Christian here, and today we have a guest post from Evercar. Evercar rents cars to rideshare and delivery drivers in Los Angeles with an interesting twist – their rental fleet consists of mainly electric vehicles.
Now, I’ve always been intrigued by electric cars ever since I paid $3.50 a gallon to put gas in my Trans Am. When I was younger, I envisioned building a company that would sell the coolest EVs that people would WANT to drive that would create a bunch of manufacturing jobs in the US. Unfortunately, instead of building a car company from scratch, I spent a bunch of time playing Civ V (2,000 hours according to Steam) while Elon Musk built Tesla. So thanks Elon…
Electric vehicles (EVs) and car-sharing are two innovations that have been slow to reach mass market. However, as rideshare drivers seek creative ways to maximize their profitability, it could be the combination of these innovations and concepts that allows drivers to unlock sustainable value from the on-demand economy.
The Economics of Electric Vehicles
In a world where the average price of a gallon of gas has fallen below $2.00 nationwide (though rising quickly for our fellow Angelenos), it’s easy to dismiss electric vehicles as a legitimate option for rideshare. But because rideshare drivers put a lot of miles on their vehicles, EVs are surprisingly cheap to operate. Meaning the more you drive, the more you save. Plus they’re environmentally friendly and offer a great driving experience.
“If EVs are so cheap, why do so many drivers choose a Prius?”

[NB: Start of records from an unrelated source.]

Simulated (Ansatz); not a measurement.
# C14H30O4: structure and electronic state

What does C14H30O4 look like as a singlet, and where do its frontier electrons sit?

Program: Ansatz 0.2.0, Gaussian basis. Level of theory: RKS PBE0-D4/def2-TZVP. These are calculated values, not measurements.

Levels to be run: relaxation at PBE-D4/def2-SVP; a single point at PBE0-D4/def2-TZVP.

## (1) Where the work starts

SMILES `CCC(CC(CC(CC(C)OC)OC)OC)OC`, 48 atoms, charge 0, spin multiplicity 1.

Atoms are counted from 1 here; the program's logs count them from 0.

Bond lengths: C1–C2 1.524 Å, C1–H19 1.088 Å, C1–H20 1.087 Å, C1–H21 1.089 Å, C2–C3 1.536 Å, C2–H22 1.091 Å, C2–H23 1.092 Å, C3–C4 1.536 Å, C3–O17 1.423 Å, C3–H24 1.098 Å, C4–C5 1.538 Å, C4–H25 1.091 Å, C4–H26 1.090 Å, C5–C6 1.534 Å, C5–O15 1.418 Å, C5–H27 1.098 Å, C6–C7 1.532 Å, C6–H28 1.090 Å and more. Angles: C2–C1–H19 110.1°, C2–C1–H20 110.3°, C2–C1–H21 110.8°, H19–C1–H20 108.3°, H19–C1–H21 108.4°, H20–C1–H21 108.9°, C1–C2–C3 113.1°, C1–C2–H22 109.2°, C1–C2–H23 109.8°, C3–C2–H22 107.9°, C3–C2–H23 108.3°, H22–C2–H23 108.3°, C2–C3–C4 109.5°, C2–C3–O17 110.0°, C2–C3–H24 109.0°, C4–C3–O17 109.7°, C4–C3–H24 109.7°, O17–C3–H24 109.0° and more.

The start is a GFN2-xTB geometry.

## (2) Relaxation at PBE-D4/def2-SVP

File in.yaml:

The upfront cost is a big reason. Purchase price for EVs are generally higher than a traditional vehicle. And while relatively affordable lease options exist, they’re typically quite restrictive, generally capping mileage at 10,000 miles per year. That being said, EVs are cheaper to fuel and maintain than a Prius or other conventional gasoline-powered vehicle (CV), even with cheap gas prices.
Those operational savings become especially valuable in rideshare and delivery scenarios, both due to the high number of miles and the type of miles being driven. As a driver in a large urban area like L.A., you likely do a lot of city driving, which means lots of stop and go, and lots of unpredictability. In fact, our vehicle data show drivers’ average speed is 15-18 MPH and vehicles tend to be stopped more than they’re going.
Because electric vehicles are designed for durability, that type of driving is a total sweet spot. That’s not the case for gasoline vehicles and hybrids. When you drive vehicles with an internal combustion engine this way, it causes a lot of wear and tear as you sit still in traffic, using a motor running on explosions with thousands of moving parts. In contrast, electric motors have just ONE MOVING PART.
It turns out that annual maintenance costs for an EV are roughly a third less than a hybrid and half that of a traditional internal-combustion car. And drivers face fewer scheduled maintenance visits (think: no oil changes!) meaning less time in the shop, and more time on the road.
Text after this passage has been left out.